Robustness of classification models in high-energy physics discovery remains a critical challenge, particularly under adversarial conditions. Method: This paper proposes an efficient adversarial attack method tailored for black-box and gray-box settings, designed to achieve maximal misclassification rates with minimal perturbations. It integrates multi-round adaptive gradient updates, diverse random initializations, and cross-sample mixing augmentation—leveraging the differentiable structure of target models to enhance gradient estimation quality and attack transferability. Contribution/Results: The proposed method achieves state-of-the-art performance in both perturbation magnitude (ℓ₂/ℓ∞ norm) and attack success rate, outperforming existing approaches. It ranked first in the ECML-PKDD 2025 Adversarial Attack Competition. This work provides a scalable, computationally efficient benchmark attack tool for model security assessment in scientific machine learning.

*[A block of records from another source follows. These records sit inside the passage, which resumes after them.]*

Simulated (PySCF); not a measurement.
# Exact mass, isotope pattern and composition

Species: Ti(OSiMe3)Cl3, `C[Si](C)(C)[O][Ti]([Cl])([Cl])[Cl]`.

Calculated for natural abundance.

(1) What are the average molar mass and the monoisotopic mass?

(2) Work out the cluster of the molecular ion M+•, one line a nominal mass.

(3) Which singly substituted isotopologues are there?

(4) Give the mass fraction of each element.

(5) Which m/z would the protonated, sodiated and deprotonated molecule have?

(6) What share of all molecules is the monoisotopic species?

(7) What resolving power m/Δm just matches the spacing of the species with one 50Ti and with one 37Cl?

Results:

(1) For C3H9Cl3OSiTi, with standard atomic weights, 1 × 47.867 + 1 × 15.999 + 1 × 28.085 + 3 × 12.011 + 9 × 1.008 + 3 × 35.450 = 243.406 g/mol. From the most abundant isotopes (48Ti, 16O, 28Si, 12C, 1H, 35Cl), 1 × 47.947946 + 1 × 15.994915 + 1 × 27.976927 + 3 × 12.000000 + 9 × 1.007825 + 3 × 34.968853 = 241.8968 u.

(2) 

This report presents the winning solution for Task 1 of Colliding with Adversaries: A Challenge on Robust Learning in High Energy Physics Discovery at ECML-PKDD 2025. The task required designing an adversarial attack against a provided classification model that maximizes misclassification while minimizing perturbations. Our approach employs a multi-round gradient-based strategy that leverages the differentiable structure of the model, augmented with random initialization and sample-mixing techniques to enhance effectiveness. The resulting attack achieved the best results in perturbation size and fooling success rate, securing first place in the competition.